Baseball Hall of Famer Jackie Robinson wrote this in his autobiography:
“I cannot stand and sing the anthem. I cannot salute the flag. I know that I am a black man in a white world.”
Today, most of us can accept that statement, coming from the man who braved racist jeers and insults to integrate Major League Baseball.
But judging from the furor over NFL quarterback Colin Kaepernick’s refusal to stand for the national anthem, America has a harder time hearing that from a black athlete today.
Yes, there has been progress since Robinson’s day. But not unlike in his era, racial tensions today have risen to dangerously high levels. How can we embrace young black men for their athletic exploits, then yelp when they speak out about those tensions?
Kaepernick is protesting police shootings of African Americans – as racially polarized a subject as we have today.

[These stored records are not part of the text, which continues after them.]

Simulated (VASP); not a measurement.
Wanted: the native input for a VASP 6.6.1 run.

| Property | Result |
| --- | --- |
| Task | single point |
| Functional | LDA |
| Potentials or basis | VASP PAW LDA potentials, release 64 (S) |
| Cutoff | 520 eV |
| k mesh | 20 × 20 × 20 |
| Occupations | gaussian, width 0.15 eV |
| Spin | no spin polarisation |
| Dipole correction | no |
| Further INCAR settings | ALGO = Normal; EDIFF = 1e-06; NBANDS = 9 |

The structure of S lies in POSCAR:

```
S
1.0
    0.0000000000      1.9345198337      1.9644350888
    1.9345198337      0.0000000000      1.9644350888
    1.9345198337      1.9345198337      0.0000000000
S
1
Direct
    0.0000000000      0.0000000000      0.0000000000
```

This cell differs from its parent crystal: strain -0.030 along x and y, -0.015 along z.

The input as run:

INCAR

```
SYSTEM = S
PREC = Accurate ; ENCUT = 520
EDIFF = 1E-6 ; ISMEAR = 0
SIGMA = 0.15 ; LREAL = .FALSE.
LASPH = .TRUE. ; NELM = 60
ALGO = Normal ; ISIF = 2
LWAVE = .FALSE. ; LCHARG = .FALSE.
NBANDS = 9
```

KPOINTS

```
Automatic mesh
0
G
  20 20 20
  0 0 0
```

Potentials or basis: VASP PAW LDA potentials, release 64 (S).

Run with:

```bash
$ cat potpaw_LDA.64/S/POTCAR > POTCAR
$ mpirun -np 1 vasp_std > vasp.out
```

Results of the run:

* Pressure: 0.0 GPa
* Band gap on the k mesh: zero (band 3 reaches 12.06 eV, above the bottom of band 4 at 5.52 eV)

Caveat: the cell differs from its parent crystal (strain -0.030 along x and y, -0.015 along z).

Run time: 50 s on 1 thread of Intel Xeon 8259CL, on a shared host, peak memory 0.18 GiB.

It’s no surprise that people disagree about whether the anthem makes the best vehicle for his protest. His method wouldn’t have been ours, but we respect his choice.
“I am not going to stand up to show pride in a flag for a country that oppresses black people and people of color,” he told reporters. “To me, this is bigger than football and it would be selfish on my part to look the other way. There are bodies in the street and people getting paid leave and getting away with murder.”
That’s a strong statement. Too strong, Black Lives Matter critics would say. But he’s reflecting the anger people of color are feeling.
Some fans don’t want to hear it. Perhaps not from him. Perhaps not at all. They are burning his jersey. Donald Trump suggests he find a country more to his liking. If you wondered why Cam Newton and other black athletes have kept quiet on social issues, wonder no more.
Still, as cutting as Kaepernick’s words might sound, they don’t cover the full scope of the problem of race and the American criminal justice system. Long after the furor around him fades, that problem will remain.
The United States holds just 4 percent of the globe’s population, but houses 22 percent of its prisoners.
We’ve locked up so many people in the past four decades – many of them people of color – that the number of prisoners and inmates has jumped by 500 percent, according to The Sentencing Project, a criminal justice reform advocate.
Yes, it’s a little odd that a man making $11.9 million this year is the one taking a “stand” for the disadvantaged. And it seems fair to suggest that, in addition to his voice, he might also put some dollars behind the cause. Still, athletes, musicians and movie stars command the spotlight like no one else in our sports- and entertainment-obssessed culture. So why not him?
His protest has sparked debate. The jersey-burners are exercising their free speech rights, too. That’s the freedom our soldiers fight to preserve.
The Founding Fathers put the First Amendment first for a reason.
Far from eroding what makes America great, Kaepernick’s protest underscores it.